From Historic Houses of New Jersey by W. Jay Mills, 1902
Edited by GET NJ, COPYRIGHT 2002

CONNECTED with the former Bonaparte House by a one-time covered passage is a dwelling erected by the count for his daughter Zenaide and her husband Charles Lucien, Prince de Canino and Musignano, whom she married at Brussels in 1822 It is a long, low dwelling of plastered bricks, and is still standing on the borders of the dried up little lake from which it took the name of Lake Villa.

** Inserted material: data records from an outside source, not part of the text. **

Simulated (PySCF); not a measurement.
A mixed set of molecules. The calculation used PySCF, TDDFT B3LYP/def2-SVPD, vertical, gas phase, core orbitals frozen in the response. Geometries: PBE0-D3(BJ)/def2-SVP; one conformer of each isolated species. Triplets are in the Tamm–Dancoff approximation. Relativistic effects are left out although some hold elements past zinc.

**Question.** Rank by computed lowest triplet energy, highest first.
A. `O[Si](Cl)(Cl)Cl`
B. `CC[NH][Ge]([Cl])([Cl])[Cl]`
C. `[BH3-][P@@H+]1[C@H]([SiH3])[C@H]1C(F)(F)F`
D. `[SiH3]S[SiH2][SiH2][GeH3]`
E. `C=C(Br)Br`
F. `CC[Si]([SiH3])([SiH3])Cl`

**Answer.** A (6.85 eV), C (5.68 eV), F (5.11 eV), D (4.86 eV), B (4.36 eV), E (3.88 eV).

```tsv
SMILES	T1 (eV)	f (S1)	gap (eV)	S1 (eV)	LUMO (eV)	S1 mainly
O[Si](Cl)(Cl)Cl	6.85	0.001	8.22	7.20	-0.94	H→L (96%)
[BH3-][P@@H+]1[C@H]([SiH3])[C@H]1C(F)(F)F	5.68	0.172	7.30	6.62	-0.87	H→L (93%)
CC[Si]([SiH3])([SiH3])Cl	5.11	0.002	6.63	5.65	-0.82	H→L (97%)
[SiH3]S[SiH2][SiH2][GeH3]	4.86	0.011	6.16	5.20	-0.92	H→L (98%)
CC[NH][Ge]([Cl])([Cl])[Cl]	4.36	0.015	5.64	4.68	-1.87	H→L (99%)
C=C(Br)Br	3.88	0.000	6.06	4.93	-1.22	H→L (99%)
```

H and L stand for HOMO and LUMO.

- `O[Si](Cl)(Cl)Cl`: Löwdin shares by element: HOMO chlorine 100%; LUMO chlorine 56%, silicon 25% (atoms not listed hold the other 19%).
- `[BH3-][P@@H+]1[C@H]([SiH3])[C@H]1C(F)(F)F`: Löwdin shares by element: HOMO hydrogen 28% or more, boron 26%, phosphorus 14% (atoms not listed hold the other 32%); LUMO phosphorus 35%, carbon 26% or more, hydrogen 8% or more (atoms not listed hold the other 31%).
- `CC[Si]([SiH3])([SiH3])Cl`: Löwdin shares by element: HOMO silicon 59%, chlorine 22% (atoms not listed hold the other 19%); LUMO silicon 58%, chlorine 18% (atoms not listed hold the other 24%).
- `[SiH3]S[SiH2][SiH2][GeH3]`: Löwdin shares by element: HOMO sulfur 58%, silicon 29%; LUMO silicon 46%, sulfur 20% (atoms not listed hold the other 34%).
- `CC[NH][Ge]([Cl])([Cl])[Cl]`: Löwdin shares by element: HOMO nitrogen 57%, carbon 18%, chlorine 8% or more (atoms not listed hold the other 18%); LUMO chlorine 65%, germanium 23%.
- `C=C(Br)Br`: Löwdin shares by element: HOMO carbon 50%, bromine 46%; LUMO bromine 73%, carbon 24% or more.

There behind its cool, wide green shutters, in the midst of the great park garden, with its hundreds of blooming trees and shrubs, the romantic flower-painting and poetic princess and her handsome prince spent the first summers of their happy married life. Many pleasing pictures of them have come down to us in the traditions of old Bordentown. Scores of little maids in the long ago, lured by the fragrance which crept through the princess's garden hedge, tore their frocks and pantalets and hurt their childish fingers in trying to obtain a peep of the hidden world beyond it. The princess was very fond of children, and every wistful face she found there was always made happy by a present of some wonderful foreign sweetmeat or a spray of flowers. A pretty story is told of her loaning her first-born's christening-robes to be worn in a like service by the daughter of one of her father's humble female servitors. The poor woman, it is said, was so overwhelmed by the honor that she stopped at the doors of all her friends' homes on the night of the ceremony to tell of her child's luck, which she regarded as something miraculous.

Lake Villa, Bordentown, showing a view of the Princess Zenaide's garden in 1885

One of the large upper-story rooms of Lake Villa was used by the princess as a studio, and in the adjoining room, her husband kept his cases and cabinets of insects and birds. The villagers took great delight in securing specimens for the latter room, as the prince when pleased was very liberal with his silver pieces. The princess spent many happy hours in her studio working with her brush over some bit of Bordentown landscape, or translating Schiller, of whose dramas she was very fond. In the afternoons, when wearied from his woodland rambles, the prince would join her with his literary work on American ornithology. While at Lake Villa he wrote several volumes on bird history from the knowledge he had obtained of the feathered inhabitants of old Bordentown. A very sumptuous edition of his "Natural History of the Birds of the United States," written with Alexander Wilson, was brought out in London about twenty-five years ago.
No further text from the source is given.